Australian Senate rejects gay unions

PinkNews logo on pink background with rainbow corners.

Australian Capital Territory (ACT)leader John Stanhope has accused coalition senators of “shamefully and explicitly” endorsing second-class citizenship after failing to protect the Civil Unions Bill in the Senate, the remaining hope for the legislation to be passed.

The ACT’s local assembly approved the bill last month giving same sex couple’s the right to a civil union after watering down the law to ensure it did not represent marriage, but the Federal Government quashed the law last week.

Mr Stanhope praised ACT Liberal Senator Gary Humphries for bringing the issue to the floor “Mr Humphries stands alone as the only Coalition Senator prepared to stand up for the ACT’s rights.

“But when his colleagues, elected representatives from around the country, had a historic opportunity to defend and uphold the very principles of democracy that brought them into the Senate Chamber in the first place, they squibbed.

“They abandoned 320,000 of their fellow Australians and they rubber-stamped the Prime Minister’s own disgraceful disenfranchisement of the people of the ACT, rendering the rights of Canberrans second-class rights, the democratic entitlements of Canberrans second-class entitlements.”

Mr Stanhope said he was deeply disappointed that the Senate had failed so wholly to comprehend the gravity of what it was doing and he questioned whether Coalition Senators would have been so cavalier with the principles of democracy if the issue at stake had not involved a minority group.

He said: “If the Federal Government had taken aim at a majority interest, instead of the interest of Australia’s gay and lesbian communities, would Coalition Senators have been so complacent about their vote?
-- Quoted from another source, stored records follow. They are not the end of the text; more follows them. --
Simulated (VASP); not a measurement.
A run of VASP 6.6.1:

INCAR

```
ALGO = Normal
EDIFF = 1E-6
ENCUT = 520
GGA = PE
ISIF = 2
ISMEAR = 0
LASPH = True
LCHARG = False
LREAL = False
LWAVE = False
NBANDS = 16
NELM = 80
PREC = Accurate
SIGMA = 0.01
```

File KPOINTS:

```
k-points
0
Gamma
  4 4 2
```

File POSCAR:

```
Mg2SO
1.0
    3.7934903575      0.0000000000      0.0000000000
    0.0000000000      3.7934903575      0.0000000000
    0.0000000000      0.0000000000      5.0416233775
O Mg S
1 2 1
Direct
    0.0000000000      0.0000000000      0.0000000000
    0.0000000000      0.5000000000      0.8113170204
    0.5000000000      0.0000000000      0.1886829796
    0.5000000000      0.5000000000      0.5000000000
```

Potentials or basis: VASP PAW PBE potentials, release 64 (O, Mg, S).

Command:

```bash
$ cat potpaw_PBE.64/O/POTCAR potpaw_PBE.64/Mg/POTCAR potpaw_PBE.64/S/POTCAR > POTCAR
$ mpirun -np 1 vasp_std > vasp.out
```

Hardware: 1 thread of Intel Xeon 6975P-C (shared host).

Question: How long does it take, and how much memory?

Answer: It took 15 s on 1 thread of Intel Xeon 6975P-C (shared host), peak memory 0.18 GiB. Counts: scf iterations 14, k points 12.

“And what will they do next time, when the issue is one of greater personal relevance to them and their perceived constituencies? By then, of course, it will be too late. The precedent will have been established. The ACT’s capacity to make laws in its own interest and according to its own conscience will have been forever eroded.”

Prime Minister John Howard said earlier this week, “We are not prepared to accept something which is a plain attempt to equate civil unions with marriage.”